After bearing a high catastrophe loss in the second quarter 2011, property and casualty insurer Chubb Corp. (CB) is again set to incur further pre-tax cat losses of $400 million to $475 million in the upcoming quarter due to Hurricane Irene, which battered the East Coast in August 2011.

The catastrophe losses, incurred during the third quarter, could drain Chubb’s earnings by 55 cents to $1.07 per share after tax.

Chubb’s geographic concentration in calamity-prone areas (the north-eastern U.S) exposes it to cat losses. The company is still analyzing and incorporating the new RMS model with its own model as well as other vendor models, and will reduce its exposure in states and regions if required.

Consequently, the company has already purchased more reinsurance, including $200 million for the Northeast U.S. This is in addition to a $100 million increase on its catastrophe reinsurance program, which the company had previously mentioned. Chubb also purchased $100 million of additional reinsurance coverage for non-U.S. catastrophes.

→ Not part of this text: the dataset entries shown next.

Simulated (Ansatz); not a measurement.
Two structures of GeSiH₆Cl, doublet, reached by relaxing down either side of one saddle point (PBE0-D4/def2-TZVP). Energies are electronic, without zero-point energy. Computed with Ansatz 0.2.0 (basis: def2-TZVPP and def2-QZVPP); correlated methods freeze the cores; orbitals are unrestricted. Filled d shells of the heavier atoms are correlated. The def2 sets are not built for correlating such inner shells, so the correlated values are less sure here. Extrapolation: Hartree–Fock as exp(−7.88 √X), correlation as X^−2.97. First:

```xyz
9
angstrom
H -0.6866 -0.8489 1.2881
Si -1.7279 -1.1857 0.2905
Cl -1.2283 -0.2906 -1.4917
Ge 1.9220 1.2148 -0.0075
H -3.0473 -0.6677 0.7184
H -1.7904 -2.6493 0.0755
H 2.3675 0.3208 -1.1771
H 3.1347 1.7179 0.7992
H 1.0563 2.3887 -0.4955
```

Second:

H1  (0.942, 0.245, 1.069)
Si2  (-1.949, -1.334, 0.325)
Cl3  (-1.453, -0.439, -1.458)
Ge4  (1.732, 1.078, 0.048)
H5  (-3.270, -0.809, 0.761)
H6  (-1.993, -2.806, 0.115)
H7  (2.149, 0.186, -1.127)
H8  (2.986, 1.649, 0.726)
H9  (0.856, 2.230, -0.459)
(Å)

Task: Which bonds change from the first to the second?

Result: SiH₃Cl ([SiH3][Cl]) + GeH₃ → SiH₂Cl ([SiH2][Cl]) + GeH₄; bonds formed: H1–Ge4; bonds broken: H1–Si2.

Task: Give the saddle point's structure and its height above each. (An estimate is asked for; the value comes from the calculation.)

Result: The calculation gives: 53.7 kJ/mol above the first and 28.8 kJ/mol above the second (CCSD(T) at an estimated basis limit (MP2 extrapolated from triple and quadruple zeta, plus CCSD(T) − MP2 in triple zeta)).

During the second quarter, total cat losses primarily stemming from the U.S. winter storms came in at $329 million pre-tax, or about $0.72 per share, contributing 11.3% to the loss ratio. In spite of some of the heaviest second quarter 2011 U.S. catastrophe events on record, Chubb continued to post an excellent underwriting result, generating a 94.9% combined ratio for the quarter.

Regardless of the external factors, Chubb has a business mix that continues to perform exceptionally well, even in the face of large first half storm losses that pushed many of its peers into losses in the quarter. Chubb also raised its 2011 guidance, even after taking into account the high level of H1 2011 catastrophe losses. It now expects operating EPS in the range of $5.55- $5.85 (up from $5.35-5.75). Chubb raised its 2011 catastrophe load to 7.5 points, up from the previous 3.5 points.

Other carriers, likely to suffer cat losses in the third quarter, include companies like Allstate Corp. (ALL) and Travelers Companies Inc. (TRV), which compete closely with Chubb.

Chubb holds a Zacks #3 Rank, which translates into a Hold rating over the short-term (1-3 months). The company is slated to release its third quarter earnings on October 20, 2011 after the market closes. We have a Neutral recommendation on the stock and may revisit our recommendation after the third quarter earnings release.